Answer
$x=\left\{ \dfrac{-5-i\sqrt{15}}{2},\dfrac{-5+i\sqrt{15}}{2} \right\}$
Work Step by Step
$\bf{\text{Solution Outline:}}$
To find the non real complex solutions of the given equation, $
-x^2-5x-10=0
,$ use the properties of equality to express the given equation in the form $x^2+bx=c.$ Then complete the square by adding $\left(\dfrac{b}{2} \right)^2$ to both sides. Factor the left side then take the square root (Square Root Property) of both sides. Then use the properties of radicals and use $i=\sqrt{-1}.$ Finally, simplify the radical and isolate the variable.
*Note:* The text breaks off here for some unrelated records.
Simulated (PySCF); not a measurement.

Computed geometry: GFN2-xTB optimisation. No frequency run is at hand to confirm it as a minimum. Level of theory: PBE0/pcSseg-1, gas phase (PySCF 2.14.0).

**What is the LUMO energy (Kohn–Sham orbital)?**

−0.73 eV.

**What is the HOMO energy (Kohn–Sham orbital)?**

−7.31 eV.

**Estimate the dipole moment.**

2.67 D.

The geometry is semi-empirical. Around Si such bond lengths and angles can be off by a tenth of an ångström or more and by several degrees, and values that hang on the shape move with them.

$\bf{\text{Solution Details:}}$
Using the properties of equality, in the form $x^2+bx=c,$ the given equation is equivalent to
\begin{array}{l}\require{cancel}
\dfrac{-x^2-5x-10}{-1}=\dfrac{0}{-1}
\\\\
x^2+5x+10=0
\\\\
x^2+5x=-10
.\end{array}
In the equation above, $b=
5
.$ Substituting $b$ in the expression $\left( \dfrac{b}{2} \right)^2,$ then
\begin{array}{l}\require{cancel}
\left( \dfrac{5}{2} \right)^2
\\\\=
\dfrac{25}{4}
.\end{array}
Adding $\left(\dfrac{b}{2} \right)^2$ to both sides of the equation above to complete the square, the equation becomes
\begin{array}{l}\require{cancel}
x^2+5x+\dfrac{25}{4}=-10+\dfrac{25}{4}
\\\\
\left( x+\dfrac{5}{2} \right)^2=-\dfrac{40}{4}+\dfrac{25}{4}
\\\\
\left( x+\dfrac{5}{2} \right)^2=-\dfrac{15}{4}
.\end{array}
Taking the square root of both sides (Square Root Property), the equation above is equivalent to
\begin{array}{l}\require{cancel}
x+\dfrac{5}{2}=\pm\sqrt{-\dfrac{15}{4}}
.\end{array}
Using the Product Rule of radicals which is given by $\sqrt[m]{x}\cdot\sqrt[m]{y}=\sqrt[m]{xy},$ the equation above is equivalent to
\begin{array}{l}\require{cancel}
x+\dfrac{5}{2}=\pm\sqrt{-1}\cdot\sqrt{\dfrac{15}{4}}
.\end{array}
Using $i=\sqrt{-1},$ the equation above is equivalent to
\begin{array}{l}\require{cancel}
x+\dfrac{5}{2}=\pm i\sqrt{\dfrac{15}{4}}
.\end{array}
Writing the radicand as an expression that contains a factor that is a perfect factor of the index and extracting its root, the equation above is equivalent to
\begin{array}{l}\require{cancel}
x+\dfrac{5}{2}=\pm i\sqrt{\dfrac{1}{4}\cdot15}
\\\\
x+\dfrac{5}{2}=\pm i\sqrt{\left(\dfrac{1}{2}\right)^2\cdot15}
\\\\
x+\dfrac{5}{2}=\pm i\left(\dfrac{1}{2}\right)\sqrt{15}
\\\\
x+\dfrac{5}{2}=\pm \dfrac{i\sqrt{15}}{2}
.\end{array}
Using the properties of equality to isolate the variable, the equation above is equivalent to
\begin{array}{l}\require{cancel}
x=-\dfrac{5}{2}\pm \dfrac{i\sqrt{15}}{2}
\\\\
x=\dfrac{-5\pm i\sqrt{15}}{2}
.\end{array}
Hence, $
x=\left\{ \dfrac{-5-i\sqrt{15}}{2},\dfrac{-5+i\sqrt{15}}{2} \right\}
.$